A Modern, Upgraded BASIC Stamp

Back in the Before Times, when microcontroller development required ultraviolet light, building anything was a pain. You probably had to burn a ROM onto a chip with a parallel programmer, there was no in-circuit programming, and who knows what would happen if you needed a serial port.

This changed in the early 90s with the introduction of the BASIC Stamp from Parallax. This was a simple microcontroller development board using Microchip PIC. With a little bit of clever firmware developed by Parallax, you could write code in BASIC, upload your code over a serial or parallel port (which every computer had), and blink a LED with just a few lines of code. All microcontroller development boards — including the Arduino — owe a debt to the BASIC Stamp. It is the grandfather to the Arduino, and it is very, very old.

Microchip didn’t update the BASIC Stamp, but that doesn’t mean someone else can’t handle that. [Bruce Eisenhard] is crowdfunding an improved, updated version of the famous 24-pin BASIC Stamp. It’s got modern parts, runs seven hundred times faster than the original, and is still chock full of BASIC interpretation.

This upgraded Stamp is built around NXP’s LPC11U3 micrcontroller, an ARM Cortex-M0 part with about a hundred times more Flash than the chip in the original Stamp. Programming is done through modern IDEs, and yes, there’s a USB port. This project is pin-compatible with the original BASIC Stamp, so if your microcontroller project from twenty years ago is dying, this is the replacement for you.

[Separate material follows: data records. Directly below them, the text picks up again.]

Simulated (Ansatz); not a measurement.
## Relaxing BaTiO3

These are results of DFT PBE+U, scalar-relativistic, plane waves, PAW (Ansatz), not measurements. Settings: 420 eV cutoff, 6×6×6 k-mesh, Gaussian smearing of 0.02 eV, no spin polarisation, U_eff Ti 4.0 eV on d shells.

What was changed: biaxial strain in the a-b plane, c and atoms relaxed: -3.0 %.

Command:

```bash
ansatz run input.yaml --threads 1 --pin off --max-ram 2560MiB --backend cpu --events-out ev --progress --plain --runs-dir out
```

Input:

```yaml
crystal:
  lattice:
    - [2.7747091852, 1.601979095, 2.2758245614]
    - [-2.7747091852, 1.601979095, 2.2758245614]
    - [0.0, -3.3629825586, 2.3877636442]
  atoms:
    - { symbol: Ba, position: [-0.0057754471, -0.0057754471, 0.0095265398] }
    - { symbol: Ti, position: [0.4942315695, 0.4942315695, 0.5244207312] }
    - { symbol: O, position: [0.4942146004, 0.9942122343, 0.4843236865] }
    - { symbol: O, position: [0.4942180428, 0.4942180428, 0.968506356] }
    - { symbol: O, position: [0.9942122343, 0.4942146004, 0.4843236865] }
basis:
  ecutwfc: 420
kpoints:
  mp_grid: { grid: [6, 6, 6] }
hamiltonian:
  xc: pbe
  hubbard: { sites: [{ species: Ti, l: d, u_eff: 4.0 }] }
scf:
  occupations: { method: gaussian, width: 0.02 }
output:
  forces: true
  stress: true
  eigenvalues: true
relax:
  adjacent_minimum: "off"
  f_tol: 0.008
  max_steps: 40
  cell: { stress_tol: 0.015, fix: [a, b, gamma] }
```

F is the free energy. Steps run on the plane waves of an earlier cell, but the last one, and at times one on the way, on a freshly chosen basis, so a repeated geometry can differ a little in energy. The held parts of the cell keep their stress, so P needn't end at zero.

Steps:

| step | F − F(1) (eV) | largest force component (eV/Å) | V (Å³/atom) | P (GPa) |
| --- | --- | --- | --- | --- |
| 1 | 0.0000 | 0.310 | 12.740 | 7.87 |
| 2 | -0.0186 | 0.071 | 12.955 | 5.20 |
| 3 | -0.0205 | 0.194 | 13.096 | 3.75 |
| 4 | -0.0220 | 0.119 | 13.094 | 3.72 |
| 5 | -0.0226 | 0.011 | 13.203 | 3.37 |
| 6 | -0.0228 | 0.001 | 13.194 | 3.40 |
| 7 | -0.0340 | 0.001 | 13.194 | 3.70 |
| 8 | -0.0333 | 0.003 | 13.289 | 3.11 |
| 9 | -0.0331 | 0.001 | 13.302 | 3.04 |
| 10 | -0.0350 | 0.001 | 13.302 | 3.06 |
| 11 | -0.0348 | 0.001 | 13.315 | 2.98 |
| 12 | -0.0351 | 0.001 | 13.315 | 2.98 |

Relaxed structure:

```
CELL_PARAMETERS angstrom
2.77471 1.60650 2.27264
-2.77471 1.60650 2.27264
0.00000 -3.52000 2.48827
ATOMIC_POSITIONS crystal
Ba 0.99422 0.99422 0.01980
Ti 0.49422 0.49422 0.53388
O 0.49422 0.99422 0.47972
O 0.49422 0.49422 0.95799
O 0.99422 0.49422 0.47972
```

The BASIC Stamp was an awesome device for its time, even though it cost more than two hundred dollars in today’s money. [Bruce]’s campaign is offering one of these for $25, which is pretty reasonable for what it is.

 

52 thoughts on “A Modern, Upgraded BASIC Stamp

      1. They never did a drop in replacement, which this kickstart project is. As the Propeller does not have 5V tolerant IOs, and other than a user generated BASIC, they forced all their users to switch to Spin until they had a variety of C’s years later.

        1. There were several drop-in replacements for BS2, starting with the 2sx (based on the ill-fated Scenix processor), and peaking with the (currently sold) 2px, which is about 5x faster than the original (and supports additional instructions.)
          Parallax didn’t do a lot of the things I thought they should do (use internal EEPROM rather than external, for instance), and didn’t “aggressively” chase either performance or end-user cost, but it’s not like they didn’t do anything…

    1. Yeah, I was using a board called the Tattletale, by Onset computing back around 88/89, and was using boards produced by Centroid CNC a bit before that .. and there were a number of FORTH SBCs in popular use at the time.

      Moore Products had a number of mission-critical industrial controllers that were field programmable in the mid 80s (Moore is featured in Leo Brodie’s “Thinking Forth”, which was released in 1984). Not exactly hobbyist stuff, although with a re-flash, it certainly could.be. And the Centroid CNC boards were pretty easy to use for applications other than stepper motor control and g-code interpretation.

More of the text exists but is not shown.